Political

Daisy Cooper: Accountability – the missing ingredient of Lib Dem internal democracy

Continuing my series of guests posts from candidates for Liberal Democrat President, today it’s Daisy Cooper talking about one of her priorities.

Daisy Cooper: Accountability – the missing ingredient of our internal democracy

To put our own house in order, we must recognise that accountability is the missing ingredient of our internal democracy.

In a number of different contexts our processes have been found wanting: it has left processes open to abuse, which in turn has left members and the party vulnerable. This cannot continue.

Both the 2008 ‘Bones Commission’ (Party Reform Commission to the Federal Executive) and the 2013 Morrissey report (Report into the processes and culture of the Liberal Democrats) identified an almost black hole of accountability, but neither managed to fix it. Our spaghetti system of processes fails our members, and fails the party.

There is a complete mismatch between the Federal Executive’s mandate to “direct coordinate and implement” the work of the Federal Party, and its levers for doing so (which are almost non-existent). There is currently no ‘whole party strategy’ against which FE can monitor progress, but there should be. FE appoints the CEO but does not have the power to manage her/his performance – it should. The CEO her or himself must have the power to take decisions for which s/he can be held accountable.

There are no criteria against which FE members are elected. We could consider introducing a system in which FE candidates run for election for one or more portfolios – such as membership, campaigns or governance – in order that they can demonstrate their suitability for scrutinising these areas (currently members choose the basis upon which they want to run for FE pursuing their own interest, not necessarily what the party needs).

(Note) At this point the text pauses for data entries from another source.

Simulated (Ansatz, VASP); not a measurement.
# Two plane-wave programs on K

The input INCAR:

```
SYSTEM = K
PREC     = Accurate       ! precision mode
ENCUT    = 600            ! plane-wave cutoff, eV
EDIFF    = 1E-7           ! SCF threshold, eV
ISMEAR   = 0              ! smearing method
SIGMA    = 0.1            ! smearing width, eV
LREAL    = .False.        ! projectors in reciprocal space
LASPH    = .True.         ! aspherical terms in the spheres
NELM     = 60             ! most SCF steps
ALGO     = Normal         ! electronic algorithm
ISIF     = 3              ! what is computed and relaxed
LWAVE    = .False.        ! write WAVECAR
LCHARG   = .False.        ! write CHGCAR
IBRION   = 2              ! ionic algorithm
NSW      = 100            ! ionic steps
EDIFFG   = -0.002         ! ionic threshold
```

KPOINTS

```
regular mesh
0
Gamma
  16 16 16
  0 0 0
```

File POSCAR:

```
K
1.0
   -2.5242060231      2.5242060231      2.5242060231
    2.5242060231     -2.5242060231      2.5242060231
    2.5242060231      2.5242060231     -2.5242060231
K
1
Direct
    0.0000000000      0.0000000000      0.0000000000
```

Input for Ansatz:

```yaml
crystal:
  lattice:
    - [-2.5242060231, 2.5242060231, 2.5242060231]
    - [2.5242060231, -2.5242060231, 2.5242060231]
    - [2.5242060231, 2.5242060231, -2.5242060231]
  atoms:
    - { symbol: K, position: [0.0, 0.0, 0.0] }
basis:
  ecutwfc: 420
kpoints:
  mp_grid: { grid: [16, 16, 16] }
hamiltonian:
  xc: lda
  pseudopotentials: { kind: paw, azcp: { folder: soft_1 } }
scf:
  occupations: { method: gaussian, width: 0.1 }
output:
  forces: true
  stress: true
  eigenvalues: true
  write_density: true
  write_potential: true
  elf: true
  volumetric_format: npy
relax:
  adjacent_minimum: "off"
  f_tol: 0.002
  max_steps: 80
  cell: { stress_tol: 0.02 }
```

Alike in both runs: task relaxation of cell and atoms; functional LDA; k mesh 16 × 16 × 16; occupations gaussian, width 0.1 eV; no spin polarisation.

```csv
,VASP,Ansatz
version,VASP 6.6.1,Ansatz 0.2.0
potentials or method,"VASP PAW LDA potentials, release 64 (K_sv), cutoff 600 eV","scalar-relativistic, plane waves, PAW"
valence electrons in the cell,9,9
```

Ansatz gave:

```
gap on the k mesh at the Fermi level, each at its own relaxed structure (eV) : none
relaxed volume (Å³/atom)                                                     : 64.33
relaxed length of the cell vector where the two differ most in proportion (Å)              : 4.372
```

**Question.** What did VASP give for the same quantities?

Regional executives must be freed up from party administration, so they can focus on finding candidates and building campaigning machines.

And then there is the governance tension between the FE and the English Party: it is the English Party that is responsible for managing finances, mediating in disputes, determining grants to party associations and borrowing money, yet members expect FE – through its elected members – to be accountable for these vital decisions. Responsibilities, powers and accountability must be aligned if our party bodies are to be effective.

Professionally, I have a strong track record of driving through governance reforms notably at the Commonwealth Secretariat – a highly politicized environment, with competing agendas and vested interests. I’m confident that I have the stomach and ability to drive it forward here.

I have some ideas on how we might do this, and I’m completely open to more. The process of finding solutions must be open, consultative and voted on by Conference. But what I know for sure is that accountability is the missing ingredient of our internal democracy and without it, we can’t move forward.